Thursday, November 7, 2013

Luke 15:1-32 Jesus and the Parables of the Lost: God's Limitless Mercy

According to the University of Notre Dame's Dr. Robert Krieg, “Jesus did not speak of God turning his back to us, but said that God loves us unconditionally and relentlessly seeks to “save” us. " In Luke chapter 15, God is presented as the forgiving father who cherishes every one of His adopted sons and daughters, no matter the circumstance or offense. The following three parables from Luke chapter 15 provide examples of God’s limitless love and mercy:

The Parable of the Lost Sheep:
God is depicted as “searching” and not giving up until the lost is found. When we (the lost) are found, God does not simply stop there, but He lifts us on His shoulders and carries us home. When God arrives home with us, he calls together a community to rejoice in finding the lost, for, as Our Lord says, "there will be more joy in heaven over one sinner who repents than over ninety-nine persons who need no repentance” (Luke 15:7 RSV).

The Parable of the Lost Coin:
God is presented as bringing forth light and searching diligently for the lost. Again, the one lost coin is of great value in the eyes of the Father, for he calls the community together and rejoices at finding it. Our Lord states, “There is joy before the angels of God over one sinner who repents.” (Luke 15:10 RSV).

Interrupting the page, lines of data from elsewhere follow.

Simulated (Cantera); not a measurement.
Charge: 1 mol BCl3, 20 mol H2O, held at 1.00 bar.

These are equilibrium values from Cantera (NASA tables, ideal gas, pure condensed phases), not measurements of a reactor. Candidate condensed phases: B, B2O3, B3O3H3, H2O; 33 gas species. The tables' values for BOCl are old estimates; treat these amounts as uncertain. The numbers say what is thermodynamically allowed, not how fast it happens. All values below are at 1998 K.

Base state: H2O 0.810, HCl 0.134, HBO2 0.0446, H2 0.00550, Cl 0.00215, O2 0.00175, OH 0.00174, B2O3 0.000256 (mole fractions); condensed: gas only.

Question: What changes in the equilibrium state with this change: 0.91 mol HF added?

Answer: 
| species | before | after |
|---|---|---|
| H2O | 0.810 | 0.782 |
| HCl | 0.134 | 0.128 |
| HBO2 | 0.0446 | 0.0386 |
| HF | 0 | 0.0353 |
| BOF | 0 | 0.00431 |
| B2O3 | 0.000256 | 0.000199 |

The Parable of the Lost Son:
God is presented as infinitely generous, for he takes an inheritance that should go to the older son (progenitor) and, through loving generosity, gifts it to the younger son.  Furthermore, God, the forgiving father, does not just forgive the wayward son, but the father “had compassion and ran and embraced him and kissed him” (Luke 15:20 RSV). This limitless forgiveness and love is how Jesus depicts God in all three parables.

In all three of the above parables, God’s love and forgiveness are limitless. But each parable mentions a form repentance.  Therefore, Our Lord teaches that we must first be humble, repentant, and contrite of heart in order to receive God’s infinite mercy.